Quick notes on the Killian-memo brouhaha
20 September 2004
(For those of you who have been spending too much time engrossed in real life over the past two weeks: a couple of weeks ago, 60 Minutes released memos that were purportedly written by Lt. Col. Jerry Killian, Dubya’s commanding officer when he was in the Texas Air National Guard. If they were genuine, the memos would have proven that Bush disobeyed a direct order to attend a flight physical, and they also would have documented that friends of the Bush family were pressuring Killian to give Bush a non-negative performance review. Various members of the 101st101st Keyboard Brigade, not to mention rival news organizations, suspected that the documents were not genuine, and CBS is now calling their broadcast a “mistake.”)
- Memo to my comrades in Blogovia: don’t do Dan Rather’s homework for him! By treating the allegations of forgery as Lies That Must Be Refuted, you just tied your own credibility to CBS’s, and look where you are now. If the memos had been genuine, CBS had as much information to refute the “fact-check their asses” crowd as you did, and a heck of a lot more.

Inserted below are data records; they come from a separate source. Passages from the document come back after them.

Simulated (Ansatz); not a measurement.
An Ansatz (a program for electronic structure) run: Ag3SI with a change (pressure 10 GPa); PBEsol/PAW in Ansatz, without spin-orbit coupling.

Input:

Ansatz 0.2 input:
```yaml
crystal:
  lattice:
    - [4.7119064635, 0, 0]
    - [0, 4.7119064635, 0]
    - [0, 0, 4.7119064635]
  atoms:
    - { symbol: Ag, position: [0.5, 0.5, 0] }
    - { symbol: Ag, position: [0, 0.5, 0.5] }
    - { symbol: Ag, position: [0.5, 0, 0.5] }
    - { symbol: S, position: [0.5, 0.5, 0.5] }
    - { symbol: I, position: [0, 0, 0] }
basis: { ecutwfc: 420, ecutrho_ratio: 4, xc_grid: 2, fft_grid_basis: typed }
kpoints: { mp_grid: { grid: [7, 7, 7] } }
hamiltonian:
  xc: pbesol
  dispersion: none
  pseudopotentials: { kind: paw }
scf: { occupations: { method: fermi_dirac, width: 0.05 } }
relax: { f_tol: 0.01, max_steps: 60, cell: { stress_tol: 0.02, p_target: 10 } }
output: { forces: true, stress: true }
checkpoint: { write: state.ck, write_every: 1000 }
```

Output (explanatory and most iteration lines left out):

- No, Virginia, the Killian-memo saga is not further proof of the awesome power of the blogosphere. Every hack in the Republican party had an incentive to discredit the memos; every competitor to CBS had an incentive to put egg on Dan Rather’s face. If blogs didn’t exist, you can be sure that critiques of the memos would have been pushed through the “mainstream” media.
- Given the ineffectiveness of the “Swift Boat Veterans for Truth” ad campaign, I have trouble believing that all this fuss over the Killian memos will harm Kerry’s chances of winning the election.